Luke Williams will lead Southern Brave in the 2025 Women’s Hundred, moving up from long-time assistant after Charlotte Edwards left to coach England Women.
The promotion feels a natural next step: Williams has been in the Brave dug-out since ball one of the competition, sharing the pain of losing finals in 2021 and 2022 before helping deliver the club’s first title in 2023.
His CV is already busy. Adelaide Strikers landed back-to-back Women’s Big Bash League crowns under him in 2022 and 2023, and Royal Challengers Bengaluru finally lifted a trophy – the 2024 Women’s Premier League – with Williams in charge. A short consultancy stint with England during last month’s home series against West Indies topped up the international experience.
“It’s a privilege to take charge of Southern Brave this year from Charlotte Edwards,” he said. “Having worked with the team since for a number of years, we have an excellent group of players and staff and recruited well in the draft earlier this year, so hopefully we can get back to Finals Day and lift the trophy this summer.”
South Africa skipper Laura Wolvaardt, also one of Williams’ key players at the Strikers, re-links with him at the Ageas Bowl. Continuity should help, yet expectations remain high; Brave supporters have grown used to late-August cricket.
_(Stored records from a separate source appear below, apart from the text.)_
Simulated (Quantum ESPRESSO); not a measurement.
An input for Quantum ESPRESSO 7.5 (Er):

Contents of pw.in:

Trescothick to sharpen men’s batting
Across the corridor Marcus Trescothick, the former England opener and current national batting coach, comes in as men’s batting mentor for the 2025 campaign. He replaces Jimmy Adams, who will switch focus to Hampshire’s One-Day Cup squad in August.
For Trescothick, it is a first formal role in The Hundred. White-ball coaching with England last July offered a taste of franchise-style scheduling; the Brave job will ask him to distil advice into 100-ball bursts.
Neither appointment is headline-grabbing, yet both look sensible. Williams knows the women’s group inside out, Trescothick brings a fresh eye to a men’s side that mis-fired with the bat last season. If they get it right, Brave could be back in the shake-up on both fronts.